Case ID: f-supp_129/html/0215-01.html
Source: Caselaw Access Project
Author: {"author": "MADDEN, Judge. JONES, Chief Judge", "license": "Public Domain", "url": "https://static.case.law/"}
Date Created: 2024-08-24T03:29:51.129683

The OHIO POWER COMPANY v. The UNITED STATES.
    No. 218-54.
    United States Court of Claims.
    March 1, 1955.
    J. Marvin Haynes, Washington, D. C., for plaintiff. Miller, Haynes, Tyree & Sheppard, Washington, D. C., were on the brief.
    Homer R. Miller, Washington, D. C., with whom was Asst. Atty. Gen. H. Brian Holland, for defendant. Andrew D. Sharpe, Washington, D. C., was on the brief.
    Before JONES, Chief Judge, and LITTLETON, WHITAKER, MADDEN and LARAMORE, Judges.
   MADDEN, Judge.

The plaintiff sues to recover $5,885,-388.22 which it claims it overpaid in income and excess profits taxes for the years 1943, 1944 and 1945.

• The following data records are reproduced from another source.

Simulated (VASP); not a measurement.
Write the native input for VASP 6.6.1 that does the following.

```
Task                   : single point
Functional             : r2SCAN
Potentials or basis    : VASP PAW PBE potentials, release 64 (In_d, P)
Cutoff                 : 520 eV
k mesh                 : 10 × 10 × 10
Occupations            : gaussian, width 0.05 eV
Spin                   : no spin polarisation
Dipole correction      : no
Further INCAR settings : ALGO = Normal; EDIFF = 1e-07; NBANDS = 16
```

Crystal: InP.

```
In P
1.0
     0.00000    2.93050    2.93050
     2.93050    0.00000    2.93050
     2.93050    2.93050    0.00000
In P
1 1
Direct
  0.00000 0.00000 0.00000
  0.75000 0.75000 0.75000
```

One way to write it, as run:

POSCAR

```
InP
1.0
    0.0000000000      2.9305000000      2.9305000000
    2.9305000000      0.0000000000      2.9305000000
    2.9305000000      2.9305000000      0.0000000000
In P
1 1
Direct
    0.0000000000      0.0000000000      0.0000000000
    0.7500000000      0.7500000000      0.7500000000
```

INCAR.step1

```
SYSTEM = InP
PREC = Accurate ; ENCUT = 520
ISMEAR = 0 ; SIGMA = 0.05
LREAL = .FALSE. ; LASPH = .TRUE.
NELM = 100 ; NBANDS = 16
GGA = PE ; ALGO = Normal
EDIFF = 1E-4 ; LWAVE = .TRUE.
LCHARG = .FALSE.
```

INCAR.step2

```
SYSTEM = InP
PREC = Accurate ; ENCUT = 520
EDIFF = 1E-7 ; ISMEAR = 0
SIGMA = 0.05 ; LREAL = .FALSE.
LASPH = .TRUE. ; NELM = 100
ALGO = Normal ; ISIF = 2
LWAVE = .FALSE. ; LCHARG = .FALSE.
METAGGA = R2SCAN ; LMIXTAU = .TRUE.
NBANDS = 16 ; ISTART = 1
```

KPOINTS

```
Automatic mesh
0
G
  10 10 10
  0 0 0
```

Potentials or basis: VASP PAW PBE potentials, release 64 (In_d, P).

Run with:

The plaintiff is an Ohio corporation which as a public utility manufactures and sells electrical energy. During World War II the demand upon it for additional service made it necessary for it to expand its facilities. Pursuant to Section 124 of the Internal Revenue Code, 26 U.S.C.A. § 124, it filed with the Secretary of War, who was then the proper certifying authority, an application for a Necessity Certificate with respect to the construction of a new plant, and a transmission line from the new plant to one of its substations 55 miles away. The plaintiff claimed a cost of $11,246,-256.54 for purposes of amortization.

The authority to grant Necessity Certificates was, in December 1943, transferred to the Chairman of the War Production Board, and in October 1945, was again transferred to the Administrator of the Civilian Production Administration. In November 1944, a Necessity Certificate was issued, addressed to the Commissioner of Internal Revenue, and relating to the plaintiff’s new construction. It certified that the facilities were necessary in the interest of national defense during the emergency period, up to 35 percent of the cost attributable to the construction thereof. Because of the 35 percent limitation in the Certificate, the Commissioner of Internal Revenue permitted the rapid amortization of only 35 percent of the plaintiff’s costs of construction, instead of 100 percent of those costs which, the plaintiff claims, he should have permitted.

In the case of Wickes Corporation v. United States, 108 F.Supp. 616, 123 Ct. Cl. 741, we had the same problem. We discussed at length the history and the policy of the statute permitting rapid amortization. We concluded that the attempted 35 percent limitation inserted in the Necessity Certificate in that case was invalid, as a contradiction of the statute. What we said in that case is applicable to this one.

Defendant’s motion for summary judgment is denied and plaintiff’s motion is granted.

The plaintiff is entitled to recover, with interest as provided by law. Entry of judgment is suspended to await the filing by the parties of a stipulation showing the amount due.

It is so ordered.

LARAMORE, WHITAKER and LITTLETON, Judges, concur.

JONES, Chief Judge

(dissenting).

I think the provisions of the Internal Revenue Code clearly authorized the executive officials to limit the amount of rapid amortization deduction.

Section 124(f) (1) of the Code is as follows:

“(f) Determination of adjusted basis of emergency facility.
“In determining, for the purposes of subsection (a) or subsection (h), the adjusted basis of an emergency facility—
“(1) There shall be included only so much of the amount otherwise constituting such adjusted basis as is properly attributable to such construction, reconstruction, erection, installation, or acquisition after December 31, 1939, as either the Secretary of War or the Secretary of the Navy has certified as necessary in the interest of national defense during the emergency period, which certification shall be under such regulations as may be prescribed from time to time by the Secretary of War and the Secretary of the Navy, with the approval of the President.” [26 U.S.C. 124, 1952 Ed.]

Section 124(f) (3) (C) of the.' Code provides specifically that no amortization deduction shall be allowed in respect of any emergency facility for any taxable year “unless a certificate in respect thereof under paragraph (1) shall have been made * *

Since the statute clearly authorizes the limitation, and the certificate actually limits the amortization to the 35 percent and that amount has been allowed, I would dismiss the petition. United States Graphite Co. v. Harriman, D.C., 71 F.Supp. 944; United States Graphite Co. v. Sawyer, 84 U.S.App.D.C. 336, 176 F.2d 868, certiorari denied 339 U.S. 904, 70 S.Ct. 518, 94 L.Ed. 1333.